NEW DELHI: Co-lending charges levied by non-banking finance companies (NBFCs) will soon be subjected to 18% Goods and Service Tax. The levy may be on 0.5-1% of the loan amount.
This follows the NBFCs and banks having agreed to the presence of a service component in such arrangements, ending months of wrangling over the matter, sources told FE.
The move comes at a time when co-lending is given a policy boost by the Reserve Bank of India. Co-lending assets under management (AUM) of NBFCs is believed to have crossed Rs 1 lakh crore. The model, introduced six years ago, is seen to grow at a robust rate of 35-40% annually.

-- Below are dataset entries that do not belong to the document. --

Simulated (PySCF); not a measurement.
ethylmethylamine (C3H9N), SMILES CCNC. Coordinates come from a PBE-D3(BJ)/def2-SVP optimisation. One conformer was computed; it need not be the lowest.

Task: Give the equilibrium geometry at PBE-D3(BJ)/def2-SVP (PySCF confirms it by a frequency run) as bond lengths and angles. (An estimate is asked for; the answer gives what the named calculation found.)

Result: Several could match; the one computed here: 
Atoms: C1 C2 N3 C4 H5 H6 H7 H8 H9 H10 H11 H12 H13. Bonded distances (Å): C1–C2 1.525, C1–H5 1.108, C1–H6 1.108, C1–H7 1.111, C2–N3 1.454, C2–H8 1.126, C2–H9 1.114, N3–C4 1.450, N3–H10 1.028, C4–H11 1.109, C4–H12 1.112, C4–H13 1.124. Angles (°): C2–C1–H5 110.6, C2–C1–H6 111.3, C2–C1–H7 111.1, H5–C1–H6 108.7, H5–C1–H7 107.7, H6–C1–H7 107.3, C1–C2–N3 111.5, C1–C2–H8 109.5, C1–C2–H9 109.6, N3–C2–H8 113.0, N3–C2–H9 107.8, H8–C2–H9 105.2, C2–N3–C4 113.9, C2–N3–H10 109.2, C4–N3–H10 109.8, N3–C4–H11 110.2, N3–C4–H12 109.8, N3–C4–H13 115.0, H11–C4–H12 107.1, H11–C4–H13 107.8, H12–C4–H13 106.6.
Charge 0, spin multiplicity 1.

Currently NBFCs largely source loan proposals in co-lending with banks. However, no GST is paid on the service charges, as NBFCs argue that extra interest corned by them in such cases is “income.”
Typically, in co-lending arrangements (CLAs), sourcing NBFCs finance 20% of the loan amount to the customer, while banks finance 80%.
The levy of GST on service charges in co-lending activities will likely be taken up in the next GST Council meeting, the sources said, adding that it would provide complete clarity on the matter.
According to the sources, the department of revenue has asked Finance Industry Development Council (FIDC), a representative body of the NBFCs, to provide a proposal regarding the minimum value of service charges in CLAs at the earliest. This would serve as a floor.
While co-lending partners would retain the flexibility to determine the actual charges, GST would apply on the higher of this minimum or the actual charge.
Recently, FIDC, Indian Banks Association, department of financial services and department of revenues held parleys on the matter to arrive at a consensus on the presence of a service component in CLAs, which is often not stated.
The Directorate General of GST Intelligence (DGGI) has been investigating banks and NBFCs to determine whether there has been any GST evasion in the co-lending business model adopted by these entities.
In CLAs, FIDC had earlier said that NBFCs charge a higher rate of interest purely in the nature of interest on loan and contended that this is not a consideration for any service, and so, should not be subjected to the GST.
The interest from the co-lending business is shared in a predefined ratio. For instance, if a co-lender charges a blended rate of interest of 16% to the customer with banks entitled to receive 10% on its share, the balance 6% received from the customer on bank’s share of the loan is retained by the sourcing NBFC. The NBFC, however, is also entitled to receive the interest component at the blended rate of interest on its share in the loan.
FIDC had argued that the difference between the blended rate of interest charged from the borrower and interest paid to the banks/ financial institutions on the co-lent loans is known as the “Excess interest spread”. This merely represented the interest on the NBFCs’ share in the co-lending model and was certainly not in the nature and spirit of any charge or fee. This excess interest spread was an “interest income” which was subject to the levy of income tax and is in no manner (by nature and spirit) a fee or a charge and is therefore not subject to the levy of GST.
The decision to go ahead with GST on such charges assumes importance as the Reserve Bank of India has recently floated a draft on the revised CLA framework, which proposes to widen its ambit to include a wider range of regulated entities, including all India Financial institutions. It also proposed to increase scope of co-lending guidelines: Unlike the current guidelines, which apply only to the priority sector lending (PSL) category, the draft guidelines cover all loan segments, expanding the scope of the co-lending space in India. The framework does not recommend the proportion in which regulated entities would share risk and reward in a CLA, making it more flexible.
In April 2024, Crisil in a report said, co-lending assets under management (AUM) of NBFCs is nearing Rs 1 lakh crore after more than 5 years since the model came into being. Over the medium term, growth momentum is seen healthy at 35-40% annually, amidst rising interests of partners – NBFCs as well as banks, it said.